Nothing but low-sec

22nd August 2011 – 5.22 pm

There are two wormholes in the home system again today. One is the static connection to class 3 w-space, the other a K162 from a class 2 system. The C2 connection would be more enticing if it weren't reaching the end of its natural lifetime, but if I can scan an exit from the C3 I will be able to explore the C2 and still find my way home should the wormhole collapse. I warp across to our static connection, jump through it, and explore our neighbouring class 3 w-space system.

My directional scanner is clear of all but planets and moons in the C3. Opening the system map to see the C3 is around 110 AU in radius explains why there is little to see within range of d-scan. At least my notes tell me there was a tower here on my last visit two months ago, and warping to its location finds it still there but empty. Launching probes and blanketing the system sees no obvious activity amongst the twenty signatures, one of which will be an exit to low-sec empire space. I start looking for it.

As I am scanning a ship is revealed by my combat probes. I imagine it's on a wormhole and, sure enough, one more scan confirms the presence of a wormhole and that the ship is a Tengu strategic cruiser. I head over to take a look but by the time I have warped the 120 AU the Tengu has gone. The wormhole remains, the static connection to low-sec, and it flares as I bookmark its position. The Tengu, or maybe a different Tengu, appears before disappearing again as it activates its cloak. He doesn't look local.

Further scanning finds two more wormholes, both K162s from low-sec, and neither being an obvious source of the Tengu. Otherwise, all I find is a nice mix of rocks and gas in the system. I jump out of the three connections to low-sec to get their exit systems, hoping at least one will be close to our docked ships, but don't get lucky tonight. One K162 comes from the Sinq Laison region and is close to Jita, if not our ships, the second from Metropolis and far from everything. The static wormhole exits to the Placid region and is as inconvenient as the Metropolis connection. There is also no sign of the Tengu anywhere.

I jump back to the C3, which remains empty as far as I can tell, and head home. Now that I can get home from empire space through the C3 I can explore the C2, which looks promising at first, with an Orca industrial command ship and two Iteron haulers visible on d-scan when I jump in. I find the two towers in the system and see both Iterons piloted, and can even launch probes covertly on the edge of the system, but prospects here look dull.

There are only the three ships in the system, but only two signatures and one anomaly. One signature is the connection to our home system, the other no doubt an exit to k-space, and I can't scan the second wormhole without my probes being spotted. Not that I suppose I want another connection to empire space right now, unless it happens to exit to the system where our ships are docked, because the EOL connection cannot be relied upon. Neither Iteron is moving, or looks like it will, so I leave this system behind me.
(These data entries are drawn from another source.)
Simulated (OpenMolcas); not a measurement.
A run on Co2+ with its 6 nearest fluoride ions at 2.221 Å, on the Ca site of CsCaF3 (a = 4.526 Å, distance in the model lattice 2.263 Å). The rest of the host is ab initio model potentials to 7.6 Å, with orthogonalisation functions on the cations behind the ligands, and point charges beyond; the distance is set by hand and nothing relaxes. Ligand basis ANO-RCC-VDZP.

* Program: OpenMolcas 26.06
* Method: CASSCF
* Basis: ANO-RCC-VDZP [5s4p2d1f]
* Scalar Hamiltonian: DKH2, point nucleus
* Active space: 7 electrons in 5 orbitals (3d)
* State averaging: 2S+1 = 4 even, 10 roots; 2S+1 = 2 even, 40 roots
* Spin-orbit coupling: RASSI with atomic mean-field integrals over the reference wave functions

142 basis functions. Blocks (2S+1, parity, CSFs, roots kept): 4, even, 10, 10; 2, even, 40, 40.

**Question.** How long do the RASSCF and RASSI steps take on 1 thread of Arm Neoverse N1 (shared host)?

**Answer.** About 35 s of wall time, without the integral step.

There's little activity and not much option for bringing ships in beyond long individual journeys through high-sec, so I head to low-sec and scan for more w-space to roam through. The low-sec system in Sinq Laison has a bunch of signatures to resolve, but only an EOL K162 from class 2 w-space is sitting amongst the one radar and two magnetometric sites, some ruins, and a sronghold. The C2 is completely quiet, unsurprisingly given the emptiness of space recently, and there are too many signatures here for me to want to sift through them looking for the second wormhole, or another K162, particularly as my head's starting to hurt. I think it's time to call it a night, and turn my ship around to go home.